DIRECTOR: Paul W. Kener
WRITER: Kipp Boden
Gil Van Waggoner
When a group of holidaymakers books themselves in for a camping and rafting trip. It will hopefully be their dream holiday. Sailing down the Colorado River while getting to experience the rapids of the Grand Canyon is a once in a lifetime experience. Little do the group realise that once they have made it far away from civilisation that someone doesn't want to go back to city life and is on the run from the authorities. This maniac will do anything to stop these people trying to get home.
Reading up on the trivia and history for Savage Water. It feels a lot more intense and scarier than the finished film itself. Savage Water has a very troubled production that is better documented than the reviews that can be found for this lost movie. It would explain why this movie is one of the hardest to come by pieces of cinema that I think I've ever tried to track down. I knew finding obscure slashers from the seventies and eighties would be no easy feat, but this was one difficult to locate film.
Savage Water never actually saw a theatrical or video release in the United States of America. The movie was filmed and financed in the United States but never actually got that release. That should tell you something about these Savage Waters. With no release stateside, the movie sort of just faded into obscurity. That was until Vinegar Syndrome released it on DVD a few years back, but it was quickly halted and pulled from the schedule due to copyright issues.

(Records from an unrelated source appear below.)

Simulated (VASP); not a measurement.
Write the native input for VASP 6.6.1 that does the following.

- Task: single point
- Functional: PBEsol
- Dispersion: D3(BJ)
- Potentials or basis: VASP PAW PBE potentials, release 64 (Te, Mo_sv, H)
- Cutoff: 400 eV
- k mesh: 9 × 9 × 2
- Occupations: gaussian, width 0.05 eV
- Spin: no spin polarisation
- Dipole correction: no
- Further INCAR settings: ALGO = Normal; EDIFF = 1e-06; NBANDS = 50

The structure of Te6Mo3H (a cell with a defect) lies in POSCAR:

Going into Savage Water, I was actually excited to see it. For a movie that took blood, sweat, and tears to try and review as part of my slasher retrospective. It has been a battle, to say the least. So when I finally sat down to watch it. My month long quest felt immediately wasted. I have to wonder was Savage Water really lost or did those involved in the production of the movie want to see this hidden from the public? Did the studio want to see this buried due to the quality? I guess we'll never really know.
Where do you begin with a movie like Savage Water? The movie is first described as a slasher. Some would even call this a proto-slasher. Following closely to now five years of seventies slasher movies, this one is only a slasher in the loosest possible term. For the first hour and fifteen minutes of Savage Water, it is spent with a group of people who are so stupid and careless that most of the victims end up killing themselves by falling off cliff faces while rock climbing. The actual murders don't start being shown until the third act of the film.
A huge problem with Savage Water is the script and character development. The film does have a paper-thin plot in there somewhere, but with such a big cast, the movie doesn't do any character building. We spend a good ten minutes getting to our actual location where we are introduced to possibly thirty or more characters, and while the characters spend at least forty-five minutes talking to each other, we learn nothing at all about these characters. So when they all start dying, I couldn't tell who was who as they were all interchangeable. I didn't feel a thing for any of these people.
The editing in Savage Water needs to be mentioned. It's horrible. The movie is edited so poorly that this doesn't help this story at all. There is no cohesion here. With quick edits during death scenes to characters talking where it will then suddenly cut to the characters rafting or swimming. I didn't know what was happening. We have several moments in the film where the film will be starting to ramp up the tension and cut to the group rafting through rapids. It made no sense. I wasn't sure if we were getting a new group of holidaymakers or it was the same people at the beginning. This movie is all over the place.
When it comes to the quality, this is low budget, guerilla filmmaking. I don't know if it was the intention of the director, but it feels like there were visual flourishes here. At several times during the movie, we suddenly cut to a new scene, and the entire thing is colour corrected with a dark blue tinge. It makes an already difficult to watch movie even harder to sit through. We have one scene where two scenes are edited over the top of each other that would make anyone with epilepsy have a fit. You can barely see what's happening at the best of times and this trippy moment comes out of nowhere. Very odd choices from the filmmaker.
Lastly, I found the acting to be amateurish. As I couldn't really work out who was who from this overly populated cast. I can't even tell you who was the best of a bad bunch here. No one stood out for me in Savage Water which was pretty disappointing to see. I think had the director and writer tried to scale back on all the victims, we may have seen an improvement and focus had we had fewer characters. This entire production is messy, and now I get an idea of why this film never saw the light of day inside its home country.
DEATH TOLL: 9
BLOOD AND GORE:
- A man's body falls off a cliff and into a rock pool.
- A man is bitten by a snake.
- Someone is stabbed in the back.
- A man's body is hit with a raft propellor.
- A man is hanged from a tree.
- A young boy drowns.
- Someone falls off a cliff to their death.
- A woman is found dead.
- A woman's corpse is found dead and bloodied on the rocks.
- A man splits his head open when he falls off a cliff.
Savage Water doesn't feel all that much like a slasher. This feels like an instructional video on what not to do when rock climbing or adventuring through Colorado and the Grand Canyon. With too many characters, no character development, terrible editing, amateurish acting, and a less than stellar killer reveal. This movie is sadly not worth the month-long hunt for it. Savage Water can stay dead and buried for me. Only seek it out if you want to see the Z-grade version of Deliverance and Rituals.